Exactly eleven months ago today, Jacksonville Jaguars defensive tackle Malik Jackson was named to the 2017 Pro Bowl, along with teammates Jalen Ramsey, A.J. Bouye, Calais Campbell, Telvin Smith, and Yannick Ngakoue.
On Sunday in a rivalry game against the Pittsburgh Steelers to keep the season’s hopes on life support, Jackson watched those five teammates take the field to start the game while he stayed on the sideline in his first non-start since 2014.
Malik Jackson told reporters that they should go talk to the starters. He didn’t start today. Obviously not a fan of the move.— Cole Pepper (@ColePepper) November 18, 2018
“I want 90 of it. I want all 90.”
That’s what Malik Jackson said during his memorable introductory press conference as a high-prized free agent signing on March 11, 2016. With the writing being on the wall with his Week 11 benching, it is certainly looking like he will fall about $36 million short of that goal.
It’s no secret that the Jaguars were going to have to make at least one difficult cut along their defensive line after the 2018 season, but few had Malik Jackson pegged as the preseason favorite to be that guy. Per Spotrac, releasing nose tackle Marcell Dareus (no dead cap, $10.5 million cap savings) and/or Calais Campbell ($3 million dead cap, $11.5 million cap savings) were always the more likely candidates from a purely financial perspective, especially with replacements Abry Jones and Taven Bryan already on the roster.

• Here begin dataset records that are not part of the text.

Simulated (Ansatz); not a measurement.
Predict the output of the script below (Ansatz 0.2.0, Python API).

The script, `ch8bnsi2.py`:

Plans change, and in a season marred by losing and brewing frustration, change is accelerated. The understanding is that Malik Jackson has been underwhelming against the run this year, and his production as a pass rusher has also tapered off in comparison to his 2017 Pro Bowl season. The analytics corroborate this sentiment, as Jackson is currently graded as the 105th defensive interior player in the NFL with a 54.6 run defense grade and 66.7 pass rush grade in 448 total snaps this year. After registering eight sacks in 2017, Jackson has only one sack with nine quarterback hits and four tackles for loss in 2018.
Quite simply, the quality of Jackson’s play has not correlated with his compensation at a point where he should be entering the prime of his career at 28 years old. When you factor in Marcell Dareus’ versatility to play both nose tackle and three-technique and Calais Campbell’s versatility to play both defensive end and defensive tackle, Jackson’s contribution as a one-dimensional three-technique goes even further under the microscope.
As much of an indictment as Jackson’s benching is, the fact that Taven Bryan (finally) started getting meaningful snaps inside at three-technique further compounds Jackson’s standing with the team. Is Jackson much better than Taven Bryan? No doubt. Is he playing ~$13 million better than a potentially year-improved Taven Bryan with a whole offseason to get stronger? Probably not. When you factor in the outstanding defensive line depth in the upcoming draft and an extra third round selection acquired for trading Dante Fowler Jr., it further spells bad news for Jackson.
And Jackson may not be the only one
As a matter of fact, the deep defensive line class in 2019 may be a catalyst to cut either Calais Campbell or Marcell Dareus in addition to Jackson.
My initial feeling is the team will approach both Calais Campbell and Marcell Dareus to re-structure and move some money around this offseason. Whichever player refuses to do it can also be in danger of being released depending on how things shake out in free agency and what they do in the draft.
If an edge rusher like Demarcus Lawrence or Jadeveon Clowney hits the market, the Jaguars may opt to cut the aging Campbell and throw that money at a younger, more traditional edge rusher that is hitting their prime and effectively move away from the “big end” philosophy. A potential new defensive coordinator will also impact these decisions from a scheme perspective, and if a new general manager gets hired this offseason, they are often quick to replace high-price players with “their guys.”
Long story short, there’s still a long way to go and there are a lot of factors that could impact how the musical chairs of the highly-paid Jaguars defensive linemen goes.